I thought about the sticky jeweled purple of the plum pie I had baked the day before, its tart-sweet nutmegginess and flaky crust. I had stood making pie dough in my 90-degree kitchen, grating frozen butter to mix in with the flour. I relished the melt of the yellow butter, the feel of the words “sweet cream” in my mouth. I used the back of my hand to brush hair off my forehead in a move I’m sure millions of women have done throughout time, leaving that iconic slight trace of flour on my face. I thought of the plum pie cooling on the table, and then cut and tumbled into white porcelain bowls, and its tang next to the smoky smooth of a dark cup of coffee. I thought of how simply thankful I was for this pie, the process of making it, the slow joy of eating it bite by bite.

And at the same time I thought of the laborers who pick the plums, and their babies, and their wages, and their sunburned skins. I thought of floods and droughts, famines, food surpluses left to rot because of that idol-god “the market.” I tried to pray aloud, and I choked on my own words, and I felt the anger of helplessness, an anger I have been feeling a lot recently as I read books recounting histories of injustice and raise my eyes to look at the world around me.

When will we have the beauty without the pain? Especially, when will we have the beauty without someone else’s pain?

And I thought of the cross.

The beauty will always be based on Someone Else’s pain.

But not the pain of the migrant worker, or the sweatshop laborer, or the sex slave: because one day, the Messiah will make it right. Jesus Christ will redeem what he has promised to redeem. He will make us whole, and the whole earth that groans because of what we have done to it, and the whole population weeping because of what we have done to them — we all together will be made whole.

What are we doing now in the name of that promise? How are we, as the continuing presence of God on this earth, Christ’s body, pursuing wholeness for our sisters and our brothers? Tonight, I stood in the wholeness of a circle of women praising God for the beauty and begging mercy for the pain.

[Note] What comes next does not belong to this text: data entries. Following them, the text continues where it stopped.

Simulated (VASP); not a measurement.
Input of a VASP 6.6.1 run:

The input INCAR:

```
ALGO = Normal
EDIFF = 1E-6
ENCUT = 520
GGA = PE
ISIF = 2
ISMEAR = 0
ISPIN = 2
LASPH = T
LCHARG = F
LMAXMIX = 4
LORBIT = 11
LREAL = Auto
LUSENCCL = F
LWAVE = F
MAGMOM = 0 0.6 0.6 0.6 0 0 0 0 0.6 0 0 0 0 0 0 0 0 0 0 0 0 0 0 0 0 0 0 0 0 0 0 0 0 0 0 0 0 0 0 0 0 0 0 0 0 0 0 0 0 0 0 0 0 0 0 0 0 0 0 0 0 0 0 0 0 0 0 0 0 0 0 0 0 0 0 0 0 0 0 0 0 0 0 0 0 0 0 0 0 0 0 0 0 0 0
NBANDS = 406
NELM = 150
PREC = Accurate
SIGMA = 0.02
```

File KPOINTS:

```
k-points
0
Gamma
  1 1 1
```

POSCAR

I don’t understand this economy of justice and grace. But here are a few words from Psalm 10: may they convict us even as they give us hope.

Psalm 10.1-2, 10-18 (NIV)

Why, O LORD, do you stand far off?
Why do you hide yourself in times of trouble?
In his arrogance the wicked man hunts down the weak,
who are caught in the schemes he devises.
His victims are crushed, they collapse;
they fall under his strength.
He says to himself, “God has forgotten;
he covers his face and never sees.”
Arise, LORD! Lift up your hand, O God.
Do not forget the helpless.
Why does the wicked man revile God?
Why does he say to himself,
“He won’t call me to account”?
But you, O God, do see trouble and grief;
you consider it to take it in hand.
The victim commits himself to you;
you are the helper of the fatherless.
Break the arm of the wicked and evil man;
call him to account for his wickedness
that would not be found out.
The LORD is King for ever and ever;
the nations will perish from his land.
You hear, O LORD, the desire of the afflicted;
you encourage them, and you listen to their cry,
defending the fatherless and the oppressed,
in order that man, who is of the earth, may terrify no more.